News from the conference room: this is a series of blog posts in which blogging experts briefly review key Tech4Africa 2010 talks and panels from Day 1 and 2.
It’s not often in SA that you get to hear a group of developers chew the fat. Well, you get it all the time. But not these developers. Tech4Africa 2010 offered an “Intimate Q&A” panel with Andy Budd (Clear Left), Dustin Diaz (Twitter, previously Google/Gmail), Joe Stump (SimplyGeo, previously Digg), John Resig (Mozilla Foundation (jQuery), Jonathan Snook (Yahoo!). These are guys that are at the coalface of the biggest, most successful Web development projects in the world.
It was a lively, and very funny discussion. First up were some general words of wisdom from Joe Stump, developer extraordinaire (see separate post on his presentation on scaling Web environments to global audience). He’s from the Valley… and he says his greatest asset there is his network. Many great developers, many great companies, many great brains, all sharing information and supporting others. Being commercial competitors doesn’t mean technology people shouldn’t help each other. Developers in Africa should build their networks, build their connections, and don’t be shy to ask for help and to share. Right. Enough serious stuff.
Some great quotable quotes:
* Can we ban the use of the word “Cloud”? Can we maybe use the word “Internet”?
* Question: Are frameworks stopping people investigating the depths of jscript? Answer: No-one wants to investigate the depths of jscript.
* Question: Will Flash be killed by HTML5?
Answer 1: Flash is the Cobol of the Internet.
Answer 2: It won’t go away for a long time, particularly for video.
* There are so many security holes in Flash, and people are driving buses through them.
* We’re getting clients saying, “Can you HTML5 our site?” and I think, “What the hell are you talking about?”
* The website is not the service, its just a gateway to the service.

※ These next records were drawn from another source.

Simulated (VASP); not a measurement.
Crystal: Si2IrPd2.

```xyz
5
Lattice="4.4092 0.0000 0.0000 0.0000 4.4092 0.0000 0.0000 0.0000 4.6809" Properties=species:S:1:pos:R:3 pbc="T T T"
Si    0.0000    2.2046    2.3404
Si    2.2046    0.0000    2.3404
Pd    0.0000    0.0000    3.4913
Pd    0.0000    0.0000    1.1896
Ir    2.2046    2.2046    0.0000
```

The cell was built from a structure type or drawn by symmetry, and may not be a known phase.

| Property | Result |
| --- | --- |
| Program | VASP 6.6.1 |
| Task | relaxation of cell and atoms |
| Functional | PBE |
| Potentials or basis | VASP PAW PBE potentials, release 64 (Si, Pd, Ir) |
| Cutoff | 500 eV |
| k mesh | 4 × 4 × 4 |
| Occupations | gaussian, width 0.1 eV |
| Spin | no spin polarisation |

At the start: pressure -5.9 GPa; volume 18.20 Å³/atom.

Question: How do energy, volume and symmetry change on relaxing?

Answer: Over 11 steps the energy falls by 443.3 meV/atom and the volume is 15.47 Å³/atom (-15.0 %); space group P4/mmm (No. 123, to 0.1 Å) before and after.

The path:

* In the future, the browser is going to have more direct access to the hardware. The browser will become the OS, with more power and features.
(Ed’s note: What happens when the browser is so powerful and hardware-connected it will replace the OS. Will we then need a small, lightweight browser in the big fat OS-browser?)
* To go global you have to work on a baseline User Interface – don’t just develop for latest browsers, computers and phones.